> aes(x='np.log(B - A)')

I never understood the pattern of putting source code in a string. Why not just use np.log(B - A) directly and configure the function to accept columns? With strings you lose highlighting, semantic analysis from editors, as well as the ability to know what computations are happening when and where. There seems to be no point and significant drawback to this, what's the rationale?

It's because R is lazily evaluated and Python is eagerly evaluated [1].

Eager evaluation is when the interpreter evaluates the argument np.log(B-A) BEFORE passing it into aes(). aes() can only see the resulting VALUE, not the EXPRESSION itself.

In contrast, lazy evaluation means that aes() gets the raw expression as an argument. It can evaluate it, pass it on to another function, or otherwise manipulate it (e.g. serialize it back to a string).

In the case of ggplot, this is used to actually evaluate the expression at DIFFERENT values, so you can plot it. Suppose you want to plot f(x) = square(x). It doesn't make any sense to write plot(square(x)), because if x = 5.0, you will get plot(25.0), and you can't make the plot. plot(lambda x: square(x)) make more sense, because then the plot() function can evaluate it with 100 different values of x to get 100 pixel values.

And it's also used to print the expression on the axes. That is, you actually want to print the expression "square(x)" on the graph. You don't want print "25.0" on the graph -- that makes no sense.

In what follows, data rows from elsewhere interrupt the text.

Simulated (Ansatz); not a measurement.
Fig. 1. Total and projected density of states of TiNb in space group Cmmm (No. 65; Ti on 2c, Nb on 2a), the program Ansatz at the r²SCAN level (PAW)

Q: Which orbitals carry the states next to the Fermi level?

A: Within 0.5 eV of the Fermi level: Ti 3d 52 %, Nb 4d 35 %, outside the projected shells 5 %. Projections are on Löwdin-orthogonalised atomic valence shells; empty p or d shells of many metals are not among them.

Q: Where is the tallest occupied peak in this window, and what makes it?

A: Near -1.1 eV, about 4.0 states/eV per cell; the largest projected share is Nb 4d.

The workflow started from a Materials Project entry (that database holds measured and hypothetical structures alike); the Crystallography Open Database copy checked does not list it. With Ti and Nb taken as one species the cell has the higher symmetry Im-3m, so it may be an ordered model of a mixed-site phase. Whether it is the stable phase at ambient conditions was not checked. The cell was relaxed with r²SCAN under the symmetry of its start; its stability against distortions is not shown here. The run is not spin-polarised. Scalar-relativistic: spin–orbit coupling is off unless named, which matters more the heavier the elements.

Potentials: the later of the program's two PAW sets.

This is related to the concept of quotations in Lisp. Quotations are UNEVALUATED program fragments. In Lisp it's an AST, but in Python or any other dynamic language, it has to be a string. In C there is no way to do this (short of shelling out to the C compiler at runtime, which some people have actually done ...)

[1] R has crazy caveats, but that's beyond the scope of this post...

quantumtremor

So why not accept a lambda? I saw that http://stackoverflow.com/questions/334851/print-the-code-whi... gives you the source, though I'm not sure if it'll always work. This does work though:

  ~ λ echo "a = lambda x: x * 2" > test.py
  ~ λ py -i test.py               
  IPython 4.2.0 -- An enhanced Interactive Python.
  In [1]: a(2)
  Out[1]: 4
  In [2]: import inspect
  In [3]: inspect.getsource(a)
  Out[3]: 'a = lambda x: x * 2\n'

I'm definitely a big fan of using Lisp's quoting for code-as-data, but I feel stringifying it makes the problem even worse.

chubot

Yeah that's a good point. I haven't used this ggplot library, but it seems like it could use lambdas. And then you don't break syntax highlighting.

One other place I've seen this done is in the numexpr for Python.

https://github.com/pydata/numexpr

It does seem like this

    ne.evaluate('a*b-4.1*a > 2.5*b')

could be

    ne.evaluate(lambda a, b: a*b - 4.1*a > 2.5*b)

The lambda is never executed because it compiles to machine code and not Python byte code, but that shouldn't make a difference. You should still be able to use the AST of the body as input to the compiler.

And then a and b have to be pulled out of locals() automatically or something.